You are viewing a plain text version of this content. The canonical link for it is here.
Posted to solr-user@lucene.apache.org by meghana <me...@amultek.com> on 2013/05/14 13:06:51 UTC
Solr4.2 - Fuzzy Search Problems
I am using Solr4.2 , I have few queries on new fuzzy implementation in
Solr4+
1) I come to know that Solr4+ accepts maximum editing distance to 2 (2
insertion, deletion, replacements). Is there any way , i can configure this
maximum editing distance limit ??
2) although I set editing distance to 1 in my query (e.g. worde~1), solr
returns me results having 2 editing distance (like WORDOES, WORHEE, WORKEE,
.. ect. )
3) Last and major issue, I had very few data at startup in my solr core (say
around 1K - 2K ), at that time, when i was searching with worde~1 , it was
returning many records (around 450).
Then I ingested few more records in my solr core (say around 1K). It was
ingested successfully , no errors or warning in Log. After that when I
performed the same fuzzy search (worde~1) on previous records only, not in
new ingested records , It did not return me previous results(around 450) as
well, and return total 1 record only having highlight as WORD!N .

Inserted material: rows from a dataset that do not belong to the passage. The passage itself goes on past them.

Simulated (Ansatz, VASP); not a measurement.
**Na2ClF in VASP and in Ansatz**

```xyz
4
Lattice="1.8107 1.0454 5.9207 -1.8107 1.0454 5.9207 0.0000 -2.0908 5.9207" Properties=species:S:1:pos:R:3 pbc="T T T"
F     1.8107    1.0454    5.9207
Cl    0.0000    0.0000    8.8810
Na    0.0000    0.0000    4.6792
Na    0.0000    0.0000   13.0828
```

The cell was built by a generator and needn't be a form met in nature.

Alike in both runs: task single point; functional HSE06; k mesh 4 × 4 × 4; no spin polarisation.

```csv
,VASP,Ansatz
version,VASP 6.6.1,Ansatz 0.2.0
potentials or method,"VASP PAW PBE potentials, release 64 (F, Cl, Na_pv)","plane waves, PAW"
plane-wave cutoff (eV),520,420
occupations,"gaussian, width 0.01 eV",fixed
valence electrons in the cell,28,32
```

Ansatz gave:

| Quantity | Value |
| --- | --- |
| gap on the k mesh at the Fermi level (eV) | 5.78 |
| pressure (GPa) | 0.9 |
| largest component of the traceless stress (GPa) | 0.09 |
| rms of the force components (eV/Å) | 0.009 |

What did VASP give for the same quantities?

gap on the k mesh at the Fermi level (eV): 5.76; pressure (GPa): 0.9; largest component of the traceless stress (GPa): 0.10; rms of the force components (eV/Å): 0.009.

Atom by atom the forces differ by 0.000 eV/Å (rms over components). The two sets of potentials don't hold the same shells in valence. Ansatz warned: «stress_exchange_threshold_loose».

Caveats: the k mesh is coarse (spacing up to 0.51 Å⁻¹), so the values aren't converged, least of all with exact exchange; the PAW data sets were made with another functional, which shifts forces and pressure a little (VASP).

It seems like , Issue is causing somewhere while ingesting last 1K records,
but can not able to catch that issue. also solr do not provide any error or
warning in log. Or I don't know the way of debugging this ingestion issue.
Below is configuration for my text field type text_en_splitting.
<fieldType name="text_en_splitting" class="solr.TextField"
positionIncrementGap="100" autoGeneratePhraseQueries="true">
<analyzer type="index">
<tokenizer class="solr.WhitespaceTokenizerFactory"/>
<filter class="solr.StopFilterFactory"
ignoreCase="true"
words="stopwords.txt"
enablePositionIncrements="false"
/>
<filter class="solr.StopFilterFactory"
ignoreCase="true"
words="stopwords_en.txt"
enablePositionIncrements="true"
/>
<filter class="solr.WordDelimiterFilterFactory"
generateWordParts="1" generateNumberParts="1"
catenateWords="1"
catenateNumbers="1" catenateAll="0" splitOnCaseChange="1"
protected="protwords.txt" types="wdfftypes.txt"
/>
<filter class="solr.LowerCaseFilterFactory"/>
<filter class="solr.KeywordMarkerFilterFactory"
protected="protwords.txt"/>
<filter class="solr.PorterStemFilterFactory"/>
</analyzer>
<analyzer type="query">
<tokenizer class="solr.WhitespaceTokenizerFactory"/>
<filter class="solr.SynonymFilterFactory" synonyms="synonyms.txt"
ignoreCase="true" expand="true"/>
<filter class="solr.StopFilterFactory"
ignoreCase="true"
words="stopwords_extra_query.txt"
enablePositionIncrements="false"
/>
<filter class="solr.StopFilterFactory"
ignoreCase="true"
words="stopwords_en.txt"
enablePositionIncrements="true"
/>
<filter class="solr.WordDelimiterFilterFactory"
generateWordParts="1" generateNumberParts="1"
catenateWords="0"
catenateNumbers="0" catenateAll="0" splitOnCaseChange="1"
protected="protwords.txt" types="wdfftypes.txt"
/>
<filter class="solr.LowerCaseFilterFactory"/>
<filter class="solr.KeywordMarkerFilterFactory"
protected="protwords.txt"/>
<filter class="solr.PorterStemFilterFactory"/>
</analyzer>
</fieldType>
Also I have one copy field on this text field , with field type
text_general_preserved. Below is configuration for it.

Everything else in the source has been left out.